Choosing the right self-employed retirement plans depends on your income, business structure, and savings goals. As a self-employed individual, you have several options, each with unique benefits, such as high contribution limits, tax advantages, or flexibility.
Below, we break down the key features of different retirement options for self-employed individuals to help you determine which plan best suits your needs.
Key takeaways
- A Solo 401(k) allows both employer and employee contributions, offering the highest contribution limits and Roth options.
- A SEP IRA is a flexible option for those with fluctuating income since it has no annual contribution requirement.
- A SIMPLE IRA is ideal for self-employed individuals with employees, requiring employer contributions but offering easier management.
- A Roth IRA provides tax-free withdrawals in retirement, making it a great long-term savings tool within income limits.
- A Defined Benefit Plan allows high-income self-employed individuals to make large tax-deductible contributions, offering a structured, pension-like retirement income.

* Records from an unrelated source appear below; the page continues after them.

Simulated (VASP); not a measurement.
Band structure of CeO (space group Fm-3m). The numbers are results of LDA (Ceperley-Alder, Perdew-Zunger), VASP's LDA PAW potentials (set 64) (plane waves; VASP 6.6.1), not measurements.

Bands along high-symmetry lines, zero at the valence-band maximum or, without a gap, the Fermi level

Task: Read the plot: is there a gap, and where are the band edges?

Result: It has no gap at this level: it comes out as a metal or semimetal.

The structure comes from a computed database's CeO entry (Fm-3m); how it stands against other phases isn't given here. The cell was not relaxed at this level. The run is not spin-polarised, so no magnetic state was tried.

Note that the examples in this article are for illustrative purposes only. For personalized tax and legal advice tailored to your situation, consult a financial advisor or tax professional to ensure compliance and optimize your retirement strategy.
Solo 401(k)
Best for high earners seeking maximum contributions
- Allows both employee and employer contributions
- Higher contribution limits than individual retirement accounts (IRAs)
- Offers Roth and traditional options
Solo 401(k) is ideal for self-employed individuals or business owners with no employees (except a spouse) who want high contribution limits and both traditional and Roth tax options.
How it works
A Solo 401(k) works like a traditional 401(k) but is designed for self-employed individuals with no employees (except a spouse). You contribute both as an employee and employer, allowing for higher savings. You can choose to pay taxes now (Roth) or later (traditional), giving you flexibility in how your retirement savings are taxed.
Potential tax benefits
A Solo 401(k) helps lower your taxable income since contributions are tax-deductible. Your savings grow tax-free until retirement, and Roth options let you withdraw money tax-free later. As both employer and employee, you can maximize tax benefits.
Contribution limits
A Solo 401(k) is one of the most powerful self-employed retirement accounts, allowing you to contribute both as an employer and an employee, maximizing tax-advantaged savings.
- Employee contribution: Up to $23,500 in 2025 (or $31,000 if you’re 50 to 59 Individuals who are 50 to 59 by the end of the calendar year can make annual catch-up contributions of up to $7,500. Under SECURE 2.0, employees aged 60 to 63 can make higher catch-up contributions. In 2025, the limit increased to $11,250 from $7,500. ).
- Employer contribution: Up to 25% of net earnings from self-employment, with a total maximum of $69,000 (or $76,500 for those aged 50 to 59).
For example, if you’re 40 and self-employed, you can maximize your Solo 401(k) in 2025 by contributing $23,500 as an employee. With $100,000 in net earnings, you can add 25% ($25,000) as an employer, totaling $48,500 in retirement savings, all while lowering your taxable income and growing your nest egg.
Now, if you’re 52, you get an extra benefit, a $7,500 catch-up contribution for those 50 to 59. This means you can contribute up to $31,000 as an employee. With $100,000 in net earnings, you can add 25% ($25,000) as an employer, totaling $56,000 in Solo 401(k) savings for 2025. This allows you to take advantage of both high contribution limits and tax savings.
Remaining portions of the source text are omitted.